Not Only Is China’s 'UFO' Not Unidentified, It Probably Won't Fly

The "Super Great White Shark" uses a similar design to those abandoned by the US and Canada in the 1960s.
Screen Shot 2019-10-18 at 9
Image: Chinese state media

Not long ago, we shared the news of two Romanian inventors who claim to have built a working prototype of what could be the world’s first fully functional hypersonic flying saucer. This week, military aviation site Alert-5 caused quite a buzz among UFO and aviation enthusiasts when it shared several images of a curiously shaped craft it labeled a “Chinese UFO.” The following day, state-run Chinese media outlet Global Times wrote that the attack chopper has a name: the “Super Great White Shark.”


Described as a “sci-fi like aircraft “ by Chinese media, designers say the Super Great White Shark’s “high-speed and stealth capabilities could give the weapon an edge on the battlefield.” But aerospace engineers and aviation historians say that the aircraft’s design isn’t new, and that it’s unlikely it’ll ever actually get very far off the ground.

Making its big debut at last week’s China Helicopter Exposition in Tianjin, a nearby information placard described the rotorcraft as an “armed helicopter” featuring “a composite wing-body fusion high-speed helicopter configuration designed for the future digital information battlefield.” Also dubbed “Super Jaws” by Chinese media, designers say the craft “refers to the international excellent and mature helicopter design technologies” and specifically names the US’s AH-64 Apache and CH-53 Sea Stallion, along with Russia’s Ka-52 and Mi-26. It’s unknown how these other traditional rotorwing designs compare with the “The Great White Shark,” As two of the listed models are attack helicopters, and the others are heavy transport aircraft.
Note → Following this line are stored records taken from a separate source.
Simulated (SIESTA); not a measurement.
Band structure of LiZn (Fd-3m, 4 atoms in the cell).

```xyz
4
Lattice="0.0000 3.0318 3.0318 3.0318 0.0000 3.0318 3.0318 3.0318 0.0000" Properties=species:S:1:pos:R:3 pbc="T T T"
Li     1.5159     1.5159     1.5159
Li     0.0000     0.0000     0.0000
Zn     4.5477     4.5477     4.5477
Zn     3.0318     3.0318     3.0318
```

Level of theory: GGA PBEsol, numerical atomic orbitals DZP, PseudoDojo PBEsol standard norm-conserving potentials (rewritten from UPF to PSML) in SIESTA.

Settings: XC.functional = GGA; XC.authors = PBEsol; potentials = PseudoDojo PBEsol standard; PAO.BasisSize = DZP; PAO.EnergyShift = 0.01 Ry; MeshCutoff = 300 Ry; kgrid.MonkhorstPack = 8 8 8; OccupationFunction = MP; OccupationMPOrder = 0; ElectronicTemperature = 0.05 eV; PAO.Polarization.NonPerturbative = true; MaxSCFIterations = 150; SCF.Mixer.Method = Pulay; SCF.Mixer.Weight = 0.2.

English translations from an accompanying schematic say the"Super Great White Shark" will capable of traveling a little over 400 mph with a maximum ceiling of almost 20,000 feet. The concept rotorcraft has “two turbojet engines that could provide huge horizontal thrust for high speed movement”and the “fuselage is coated with stealth materials,” claims Chinese media.


While designers describe the craft as making use of “internationally popular wing-body fusion design’ to create “a new type of high-speed helicopter,” at present, the Super Great White Shark doesn’t appear to show many differences from ducted-fan aircraft designs attempted and later abandoned by the United States military over 60 years ago.


Schematic diagram of the craft

Using the same general concept to achieve lift and thrust as conventional rotor based aircraft, instead of mounting propellers on the outside, ducted-fan vehicles contain internal propellers within a larger housing. Throughout the late 1950s and early 1960s, the Army and NASA experimented with several aircraft with ducted-fan based propulsion systems. It was relatively quickly determined that, in comparison to conventional airplanes and helicopters, there were no real advantages to a ducted-fan based aircraft.

Notably, the Super Great White Shark bears a striking resemblance to the U.S. Air Force, and later Army’s, most famous attempt at creating a saucer-shaped aircraft and the Avro Canada VZ-9 Avrocar. Not technically based on ducted-fan propulsion, the Avrocar attempted to use the so-called Coanda effect by using three jet blowing exhausts through the craft’s circular rim to achieve lift and thrust. When initial Air Force visions of a Mach 3.5 fighter called the “Y-2” were deemed dangerously unrealistic, the Army envisioned a tempered version of the flying saucer design—the Avrocar—as being a single replacement for both the jeep and helicopter. After three years of development, the Avrocar program was cancelled, with the saucer shaped craft never traveling more than 35mph and 3 feet off the ground.


The Avrocar. Image: US Air Force National Museum

Even with one of the more recent promising flying saucer designs, the All Directions Flying Object or ADIFO, designers admit their novel approach of using vectored jet-propulsion is merely a prototype and presently is little more than a remote control drone.

Admittedly still a prototype itself, China hasn’t explained exactly how Super Great White Shark will succeed where all others have failed.

Nevertheless, developers say it will be ready to take its maiden flight at the 2020 Airshow China, in the South China Guangdong Province town of Zhuhai.